General terms and conditions

Article 1. Agreement

1.1. The agreement between the client and GREM VOF, located at Willem Theunisse Blokstraat 395 in Amsterdam and registered with the Chamber of Commerce under number 95635068 (hereinafter: GREM), is concluded by payment of the invoice by the client, unless explicitly agreed otherwise through the agreement or other legal correspondence.

1.2. The offer and the associated general terms and conditions jointly form the entire agreement between the parties. The terms and conditions are provided together with the offer and apply as soon as payment has been received.

1.3. GREM will start the service as soon as payment has been made.

Article 2. Principles

2.1. GREM acts exclusively as an advisor and not as a broker and does not provide (selling) advice or legal and financial guarantees.

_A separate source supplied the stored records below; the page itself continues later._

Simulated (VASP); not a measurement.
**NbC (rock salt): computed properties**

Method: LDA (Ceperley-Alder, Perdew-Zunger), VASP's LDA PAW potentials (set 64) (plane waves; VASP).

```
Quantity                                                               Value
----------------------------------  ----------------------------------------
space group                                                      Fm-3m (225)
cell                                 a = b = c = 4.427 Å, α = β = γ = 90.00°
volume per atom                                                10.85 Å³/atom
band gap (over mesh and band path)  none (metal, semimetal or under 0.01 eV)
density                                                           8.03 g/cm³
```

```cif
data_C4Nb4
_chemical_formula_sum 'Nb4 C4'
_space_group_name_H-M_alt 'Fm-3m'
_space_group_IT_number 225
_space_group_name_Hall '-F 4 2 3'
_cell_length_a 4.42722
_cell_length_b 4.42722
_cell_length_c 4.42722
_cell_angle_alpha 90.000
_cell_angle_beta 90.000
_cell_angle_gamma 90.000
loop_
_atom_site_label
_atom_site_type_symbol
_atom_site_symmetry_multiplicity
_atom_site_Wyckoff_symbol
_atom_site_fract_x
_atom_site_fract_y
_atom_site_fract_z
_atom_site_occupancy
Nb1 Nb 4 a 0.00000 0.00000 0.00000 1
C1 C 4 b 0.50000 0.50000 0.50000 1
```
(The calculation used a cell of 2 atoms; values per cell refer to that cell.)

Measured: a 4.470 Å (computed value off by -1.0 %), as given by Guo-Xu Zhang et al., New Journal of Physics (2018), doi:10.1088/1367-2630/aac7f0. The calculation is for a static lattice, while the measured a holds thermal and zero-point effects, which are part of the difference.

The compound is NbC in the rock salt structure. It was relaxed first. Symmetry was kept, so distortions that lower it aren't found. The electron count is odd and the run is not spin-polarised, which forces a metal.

2.2. GREM provides a list of project developers at the request of the client. Should the client invest, on the basis of direct advice by GREM, in a project by a project developer that appears on the list provided by GREM, the client will receive the advisory fee of €3,000 (excluding VAT), in words: three thousand euro, return. The project developer fully supervises the purchase process. GREM only provides advice. The client acknowledges that GREM may receive compensation from the project developer on the list if the client purchases from that project developer. At the request of the client, GREM will make known all agreements between the project developer and GREM. The project developer settles with GREM without harming the client. The Client agrees that this does not affect the independence of GREM's advice.

Article 3. Rights and obligations of GREM and the client

3.1. GREM provides the services described in the offer based on the information provided by the client. GREM can assume the accuracy and completeness of this information.

3.2. The client guarantees that this information has been provided truthfully and as complete and up to date as possible.

3.3. GREM carries out its activities to the best of its knowledge and ability, in accordance with the standards of independent advice and good workmanship.

3.4. The client is responsible for providing timely, complete and up-to-date information that is relevant to the execution of the assignment. Delays or imperfections as a result of incorrect or incomplete information are the responsibility of the client.

Article 4. Payment, billing and additional work

4.1. Invoices must be paid within 14 working days of the invoice date, unless otherwise agreed in writing. If this period is exceeded, the client owes interest of 2% per month, as well as any extrajudicial collection costs, without further notice of default.

4.2. Should GREM have to refund the advisory amount in accordance with article 2, paragraph 2 (2.2), the advisory amount will be refunded within 14 business days of signing the Sales Purchase Agreement (SPA) under the conditions applicable in article 4, paragraph 1 (4.1).

4.3. More work

Any additional work will only be carried out after approval by the client and will be invoiced separately.

Article 5. Cancellation

GREM's services are a permanent advisory service. In the event of cancellation or early termination of the advisory process by the client, no refund of amounts already paid will be made.

Article 6. Cancellation clause

If either party believes that continuing the assignment is no longer desirable or feasible, the agreement can be terminated prematurely in writing and with reasons. In the event of termination at the client's initiative, there is no right to a refund.

Article 7. Intellectual Property and User Rights

All analyses, models, documents, reports, presentations, tools and other materials used or developed by GREM as part of the assignment remain the sole property of GREM. These may not be distributed (online or offline), shared or reused without written permission from GREM.

Article 8. Liability

8.1. GREM is only liable for direct damage as a result of demonstrable shortcomings in the execution of the assignment, insofar as these are the result of failure to comply with care, expertise or craftsmanship. Liability is limited to the amount paid by the client to GREM for the assignment in question.

8.2. GREM is not liable for indirect damage, consequential damage or decisions made by the client based on the information provided.

Article 9. Limitation of advice & responsibility

9.1. GREM does not act as a broker, legal advisor, management company, financial intermediary, or insurance advisor. GREM only provides informational advice and - if desired - refers to certified/licensed external specialists. GREM is not liable for decisions or consequences resulting from the advice of these third parties or from choices made by the client on its own initiative.

9.2. Any services or guidance by external parties fall/falls entirely under the client's own responsibility and is/are at the client's own expense.

9.3. GREM does not guarantee the return or future value of an investment.

9.4. The client remains responsible for all investment decisions and legal, financial and tax obligations arising from a possible purchase from a project developer.

Article 10. Confidentiality

All information that GREM receives from the client in the context of the service is treated confidentially and not shared with third parties without explicit permission from the client, unless this is required by law.

Article 11. Applicable law and dispute resolution

This agreement is governed by Dutch law. Any disputes arising from this agreement will be submitted exclusively to the competent court in Amsterdam, unless mandatory law states otherwise.